Machine Learning Training vs Predicting

There is a major question to be addressed here. Why are we separating training and prediction to begin with?

It is absolutely true that in the context of machine learning examples and courses, where all the data is known in advance (including the data to be predicted), a very simple way to build the predictor is to stack training and prediction data (usually called a test set).

Then, it is necessary to train on the “training set” and predict on the “test set” to get the results, while at the same time doing feature engineering on both train and test data, training and predicting in the same and unique pipeline.

However, in real life systems, you usually have training data, and the data to be predicted comes in just as it is being processed. In other words, you watch the movie at one time and you have some questions about it later on, which means answers should be easy and fast.

Moreover, it is usually not necessary to re-train the entire model each time new data comes in since training takes time (could be weeks for some image sets) and should be stable enough over time.

That is why training and predicting can be, or even should be, clearly separated on many systems, and this is also better reflecting how an intelligent system (artificial or not) learns.

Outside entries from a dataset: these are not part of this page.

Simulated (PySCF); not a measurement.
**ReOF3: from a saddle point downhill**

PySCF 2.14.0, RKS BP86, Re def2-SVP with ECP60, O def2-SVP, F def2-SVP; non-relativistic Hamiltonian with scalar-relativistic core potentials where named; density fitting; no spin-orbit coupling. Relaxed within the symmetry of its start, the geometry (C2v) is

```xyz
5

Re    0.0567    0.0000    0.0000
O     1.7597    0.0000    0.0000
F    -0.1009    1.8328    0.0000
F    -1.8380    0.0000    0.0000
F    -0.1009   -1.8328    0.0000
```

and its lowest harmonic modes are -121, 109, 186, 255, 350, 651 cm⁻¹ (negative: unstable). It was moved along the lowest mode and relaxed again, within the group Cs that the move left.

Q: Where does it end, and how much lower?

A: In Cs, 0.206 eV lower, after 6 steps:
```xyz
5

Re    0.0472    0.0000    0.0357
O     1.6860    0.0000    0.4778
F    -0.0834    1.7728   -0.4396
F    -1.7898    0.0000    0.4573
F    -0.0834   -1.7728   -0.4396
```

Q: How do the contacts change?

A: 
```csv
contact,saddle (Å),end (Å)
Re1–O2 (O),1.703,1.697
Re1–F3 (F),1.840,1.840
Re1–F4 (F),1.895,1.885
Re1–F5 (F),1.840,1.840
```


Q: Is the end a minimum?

The Connection With Overfitting

The separation of training and prediction is also a good way to address the overfitting problem.

In statistics, overfitting is “the production of an analysis that corresponds too closely or exactly to a particular set of data, and may, therefore, fail to fit additional data or predict future observations reliably”.

The green line represents an overfitted model and the black line represents a regularized model. While the green line best follows the training data, it is too dependent on that data and it is likely to have a higher error rate on new unseen data, compared to the black line._

Overfitting is particularly seen in datasets with many features, or with datasets with limited training data. In both cases, the data has too much information compared to what can be validated by the predictor, and some of them might not even be linked to the predicted variable. In this case, noise itself could be interpreted as a signal.

A good way of controlling overfitting is to train on part of the data and predict on another part on which we have the ground truth. Therefore the expected error on new data is roughly the measured error on that dataset, provided the data we train on is representative of the reality of the system and its future states.

So if we design a proper training and prediction pipeline together with a correct split of data, not only we address the overfitting problem but also we can reuse that architecture for predicting on new data.

The last step would be controlling that the error on new data is the same as expected. There is always a shift (the actual error is always below the expected one), and one should determine what is an acceptable shift—but that’s not the topic of this article.